When this story reached Kyoto and the ears of Retired Emperor Goshirakawa, he got the impression that TAIRA no Yasuyori, despite his rank of deputy provincial governor, was a trustworthy young man infused with the spirit of Bushido (the code of the samurai), and promoted him to the post of kinju (attendant). Yasuyori was appointed police and judicial chief, Saemon no daijo (Senior Lieutenant at the Left Division of Outer Palace Guards) and given the title of Taira hangan (inspector (third highest of the four administrative ranks of the ritsuryo period)).

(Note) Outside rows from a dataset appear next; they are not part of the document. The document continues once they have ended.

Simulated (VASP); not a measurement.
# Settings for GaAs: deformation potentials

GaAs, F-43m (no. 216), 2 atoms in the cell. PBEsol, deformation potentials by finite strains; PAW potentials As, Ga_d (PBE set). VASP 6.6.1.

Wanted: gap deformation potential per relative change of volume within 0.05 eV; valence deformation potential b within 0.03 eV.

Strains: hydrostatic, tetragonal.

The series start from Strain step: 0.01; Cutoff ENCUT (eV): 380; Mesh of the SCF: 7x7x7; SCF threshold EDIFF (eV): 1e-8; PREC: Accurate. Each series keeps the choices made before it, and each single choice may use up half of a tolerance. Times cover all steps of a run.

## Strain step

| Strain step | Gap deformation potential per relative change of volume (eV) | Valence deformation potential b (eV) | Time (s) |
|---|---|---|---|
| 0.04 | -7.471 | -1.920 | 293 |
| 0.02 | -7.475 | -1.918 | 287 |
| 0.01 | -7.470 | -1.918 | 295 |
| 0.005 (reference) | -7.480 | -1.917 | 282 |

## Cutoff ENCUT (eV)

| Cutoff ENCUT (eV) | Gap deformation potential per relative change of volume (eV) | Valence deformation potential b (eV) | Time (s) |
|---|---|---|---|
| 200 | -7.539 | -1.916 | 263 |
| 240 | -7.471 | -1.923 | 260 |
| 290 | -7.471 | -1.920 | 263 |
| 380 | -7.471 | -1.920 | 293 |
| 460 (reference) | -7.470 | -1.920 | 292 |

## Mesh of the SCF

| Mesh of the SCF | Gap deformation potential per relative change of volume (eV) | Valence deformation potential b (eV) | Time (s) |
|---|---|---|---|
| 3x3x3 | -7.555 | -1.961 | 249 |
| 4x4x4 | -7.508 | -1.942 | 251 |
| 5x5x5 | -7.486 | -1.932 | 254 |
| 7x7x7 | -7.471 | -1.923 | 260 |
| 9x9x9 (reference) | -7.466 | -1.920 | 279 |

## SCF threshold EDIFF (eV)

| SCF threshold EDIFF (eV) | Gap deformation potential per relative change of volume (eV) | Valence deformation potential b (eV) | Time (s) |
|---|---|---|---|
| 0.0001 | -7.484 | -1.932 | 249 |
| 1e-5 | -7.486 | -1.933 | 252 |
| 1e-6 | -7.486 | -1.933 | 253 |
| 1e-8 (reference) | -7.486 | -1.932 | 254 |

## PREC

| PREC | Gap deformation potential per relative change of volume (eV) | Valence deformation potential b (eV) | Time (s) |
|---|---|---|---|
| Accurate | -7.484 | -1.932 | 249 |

Later, Yasuyori joined the plot, known as the Shishigatani Incident, by FUJIWARA no Narichika, Saiko, Shunkan and others to overthrow the Taira family. On seeing a sake bottle (called heishi) fall over at a drinking party, he is said to have been pleased and remarked 'The Heishi has fallen' (Heishi being another reading for the Chinese characters for 'Taira clan'). The story was leaked anonymously, and Yasuyori and his co-conspirators were captured. He was banished to Kikaiga-shima Island, Satsuma Province along with Shunkan and FUJIWARA no Naritsune.
(the Shishigatani plot)

According to "Heike Monogatari" (the Tale of the Heike), on being banished, the ever pious Yasuyori entered into priesthood and took the name Shosho. Naritsune and Yasuyori had a constant longing to return to Kyoto and came up with the idea of noting down nostalgic poems on a thousand stupa (long and narrow wooden tablets), and throwing them into the sea. One of the stupa washed up on the shore of Itsukushima in Aki Province, and TAIRA no Kiyomori was so moved by the poem on it that he ordered the remission of the banishment. In 1178, Naritsune and Yasuyori were pardoned and returned to Kyoto in a specially prepared vessel, but Shunkan was not pardoned.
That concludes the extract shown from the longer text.